Also, defining all types of hydrogen and bullet proofing the methodologies to calculate their carbon footprints is high in Hydrogen Europe’s recommendation. It makes clear, low-carbon hydrogen should be defined in 2023.  

The paper says the early nature of the hydrogen sector should be factored into the Hydrogen and Decarbonised Gas Package. The lack of infrastructure could see issues with transmission, distribution, and storage of hydrogen. 

Additionally, allowing simple and quick procedures for renewable hydrogen projects as part of the Industrial Emissions Directive would encourage and speed up the process of the energy transition.  

Clarity on RFNBOs certification must be provided that can be recognised and used at a global level. Hydrogen Europe recommend using a single methodology to calculate green-house gas (GHG) emissions and life cycle assessment (LCA) of hydrogen. 

2. Investment for a strong European electrolyser and components manufacturing base

Hydrogen Europe believes the European commission should accelerate the approval of Important Projects of Common European Interest (IPCEI) at a national level. 

There should also be support for electrolyser manufacturing to ensure scalability, in the form of both National and European schemes focusing on reducing investment risk and establishing the serial production of electrolysers not limited to specific technologies.  

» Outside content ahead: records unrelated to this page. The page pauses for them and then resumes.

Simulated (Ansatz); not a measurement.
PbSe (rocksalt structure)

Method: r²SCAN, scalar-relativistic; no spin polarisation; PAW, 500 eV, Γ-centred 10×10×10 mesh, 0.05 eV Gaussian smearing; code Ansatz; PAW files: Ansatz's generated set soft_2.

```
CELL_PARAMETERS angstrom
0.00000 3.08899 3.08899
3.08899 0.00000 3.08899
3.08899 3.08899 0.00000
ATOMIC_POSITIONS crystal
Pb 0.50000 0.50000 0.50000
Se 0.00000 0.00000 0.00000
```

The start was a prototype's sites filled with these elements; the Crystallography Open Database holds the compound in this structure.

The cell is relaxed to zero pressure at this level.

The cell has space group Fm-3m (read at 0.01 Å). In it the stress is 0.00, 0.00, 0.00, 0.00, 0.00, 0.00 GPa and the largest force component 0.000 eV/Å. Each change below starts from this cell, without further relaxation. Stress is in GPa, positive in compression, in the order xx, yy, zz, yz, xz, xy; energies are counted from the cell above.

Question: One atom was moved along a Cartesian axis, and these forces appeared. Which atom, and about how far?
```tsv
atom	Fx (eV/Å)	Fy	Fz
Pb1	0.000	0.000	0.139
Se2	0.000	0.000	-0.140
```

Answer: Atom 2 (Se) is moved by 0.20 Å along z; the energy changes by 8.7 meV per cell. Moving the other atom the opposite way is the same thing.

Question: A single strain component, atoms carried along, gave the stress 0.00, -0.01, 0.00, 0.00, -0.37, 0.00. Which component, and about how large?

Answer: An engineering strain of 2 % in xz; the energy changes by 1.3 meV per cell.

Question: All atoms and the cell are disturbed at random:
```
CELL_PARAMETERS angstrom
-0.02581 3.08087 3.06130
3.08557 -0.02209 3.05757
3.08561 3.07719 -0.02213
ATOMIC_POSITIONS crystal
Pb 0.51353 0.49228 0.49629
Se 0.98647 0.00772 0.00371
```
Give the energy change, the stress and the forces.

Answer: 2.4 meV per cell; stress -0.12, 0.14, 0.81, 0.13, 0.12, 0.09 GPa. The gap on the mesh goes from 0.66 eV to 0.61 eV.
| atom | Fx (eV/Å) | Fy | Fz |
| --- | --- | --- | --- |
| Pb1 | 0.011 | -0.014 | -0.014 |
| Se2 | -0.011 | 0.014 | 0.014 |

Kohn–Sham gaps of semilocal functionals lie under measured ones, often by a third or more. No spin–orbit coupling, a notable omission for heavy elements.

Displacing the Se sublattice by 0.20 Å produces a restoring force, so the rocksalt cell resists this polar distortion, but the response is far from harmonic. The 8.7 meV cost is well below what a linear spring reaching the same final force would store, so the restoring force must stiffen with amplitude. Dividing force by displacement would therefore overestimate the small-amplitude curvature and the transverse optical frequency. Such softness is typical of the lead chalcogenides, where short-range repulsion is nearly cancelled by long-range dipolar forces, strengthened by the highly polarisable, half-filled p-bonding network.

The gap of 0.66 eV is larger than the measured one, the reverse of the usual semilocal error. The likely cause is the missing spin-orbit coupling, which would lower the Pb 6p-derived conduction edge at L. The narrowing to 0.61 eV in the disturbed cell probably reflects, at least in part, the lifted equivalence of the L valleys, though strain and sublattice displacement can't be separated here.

As well as ongoing reviews of the General Block Exemption Regulation, the European Commission should consider making technology suppliers eligible for assistance.  

Finally, the European Investment Bank and the European Commission should allow mechanisms for a fast-track process to approve the loans process for needed infrastructure and feasibility studies. 

3. Internal dimension

To support the import of large volumes of renewable hydrogen necessary to meet targets laid out in the REPowerEU communication, the European Union will need to build strong and resilient energy partnerships across the globe.